Prices cut on home equity lines as demand slows, survey finds.

Faced with flagging demand, banks have been cutting prices on their home equity loans, a new survey shows.

The survey, by the American Bankers Association, found that banks with large home equity businesses were generally offering the loans last year at the prime rate plus 1.5 percentage points. That was down from roughly prime plus two percentage points in 1991, said David Olson, a Columbia, Md., consultant who worked on the study.

Moreover, he and others said, the price cutting is continuing this year, with some banks offering the lines at less than one -percentage point over prime.

Competition Cited

"The market is very competitive, and I expect that will be the case for the foreseeable future," said Peter Rogan, a senior vice president at New England's Shawmut Bank. Besides cutting rates, many banks are offering low or no closing costs, he said.

The price cuts come as growth in home equity lines has slowed to a crawl. Lines outstanding at all banks climbed 4.1% last year, to $73.3 billion -- marking the smallest growth since the product first appeared in 1982, the ABA said. Just a few years ago, outstandings were growing at 20% annually.

Warning on Price Cuts

Mr. Olson attributed the slowdown largely to the weak economy, which has hurt all forms of consumer lending. In addition, he said, many consumers were tapping their home equity by refinancing first mortgages, rather than taking out lines.

Mr. Olson urged lenders no to rely too heavily on price cutting to get business. "If you carry that too far, you cut your own throat," he said in an interview. Instead, the study recommended that banks boost their advertising budgets, start buying loans from brokers, and expand into new markets.

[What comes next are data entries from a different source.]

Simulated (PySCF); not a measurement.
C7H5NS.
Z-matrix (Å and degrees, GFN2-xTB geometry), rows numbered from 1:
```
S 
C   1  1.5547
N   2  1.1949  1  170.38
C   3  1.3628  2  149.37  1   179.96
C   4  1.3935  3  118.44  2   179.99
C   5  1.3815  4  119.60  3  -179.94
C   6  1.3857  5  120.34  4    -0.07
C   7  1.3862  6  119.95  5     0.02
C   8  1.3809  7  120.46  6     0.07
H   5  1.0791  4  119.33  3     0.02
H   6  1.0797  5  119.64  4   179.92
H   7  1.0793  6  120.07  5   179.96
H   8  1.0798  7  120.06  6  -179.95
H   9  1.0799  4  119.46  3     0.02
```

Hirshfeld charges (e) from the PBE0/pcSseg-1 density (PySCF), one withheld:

The study suggests that the most active banks in the market already are spending more on advertising. The ad budgets of these banks are up more than 40% from last year's actual spending, the survey found. Smaller banks' budgets are similar to last year's spending.

This disparity indicates that the larger lenders will post further gains in market share, the ABA said.

The bank with the most home equity lines outstanding at year-end was Bank of America, with $5.9 billion, the study found. Another California heavyweight, Wells Fargo Bank, ranked second, followed by New Jersey's First Fidelity Bank, New York-based Citibank, and First Interstate Bank of California.